Snow reluctantly ends to start the work week ahead of significant midweek storm
Sunday, March 12, 2023
Temperatures are around twenty degrees in the town of Steamboat Springs and mid-teens near the top of the Steamboat Ski Resort under lightly snowing skies late this Sunday morning. Light snows will continue today and reluctantly end by Monday morning, though we may see some more snow showers Monday afternoon and overnight. We will see a break in the unsettled weather on Tuesday with some sun possible ahead of a significant storm for Wednesday and Thursday.
After eight inches at mid-mountain and nine inches up top were reported Saturday morning at the Steamboat Ski Resort, brilliant sunshine emerged early in the morning and lasted through the day. But snow showers have restarted in our favorable northwest flow this morning, with three inches accumulating on the Steamboat Powdercam and two inches at the mid-mountain snow stake. Snow showers should continue through the overnight leading to a 3-6” Monday morning ski report at mid-mountain.
A weak wave passing to our south on Monday may restart light snow showers for a time Monday afternoon and overnight with 1-4” possible by the Tuesday morning report.
A break in the unsettled weather is forecast for Tuesday as a ridge of high pressure moves through the Rockies, and we should see temperatures within several degrees of our average of 41 F along with some hard-to-come-by sunshine this winter.

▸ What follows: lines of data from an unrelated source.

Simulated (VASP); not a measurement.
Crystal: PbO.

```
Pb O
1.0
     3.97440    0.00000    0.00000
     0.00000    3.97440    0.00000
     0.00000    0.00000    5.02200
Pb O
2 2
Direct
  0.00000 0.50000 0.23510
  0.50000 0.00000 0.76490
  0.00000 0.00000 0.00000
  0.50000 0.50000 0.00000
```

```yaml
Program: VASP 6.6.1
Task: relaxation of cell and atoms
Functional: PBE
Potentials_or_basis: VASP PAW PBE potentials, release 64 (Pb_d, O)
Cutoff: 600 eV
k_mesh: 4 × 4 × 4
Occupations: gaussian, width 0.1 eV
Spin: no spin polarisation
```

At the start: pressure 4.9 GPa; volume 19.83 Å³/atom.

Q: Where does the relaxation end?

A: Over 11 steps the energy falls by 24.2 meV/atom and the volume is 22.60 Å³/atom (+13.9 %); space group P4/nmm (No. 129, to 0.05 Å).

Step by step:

The nice day on Tuesday will precede our next major storm starting on Wednesday and lasting through Thursday as a cold storm currently over the Gulf of Alaska conspires with another atmospheric river north of Hawaii. As with the last storm, temperatures will be above freezing down in town after the precipitation starts early in the day Wednesday, so expect snow or a rain-snow mix turning to rain in the afternoon. Snow levels should rise to as high as 8000′, so wet and dense snowfall should be above Christie Peak.
The structure of the storm as it moves overhead Wednesday night is still uncertain as weather forecast models indicate there may some sort of split in the storm. A cold front may then stall over the mountainous terrain of north-central Colorado later Wednesday into Thursday, which contributes to a difficult snowfall prediction. We will likely do quite well from the combination of the moisture associated with the atmospheric river and the cold air from the original Gulf of Alaska storm, and my current guess is 6-12” for the Thursday morning report at mid-mountain with another 2-5” during the day Thursday.
Though the weather forecast models disagree on the details of the storm as it passes overhead, they do agree on the unseasonably cold air in the wake of the storm by Friday morning, especially if skies clear Thursday night. Unless there are big changes in the forecast, I’ll be back with my next regularly scheduled weather narrative on Thursday afternoon where I’ll discuss what currently looks like a nice start to the weekend and the following storm.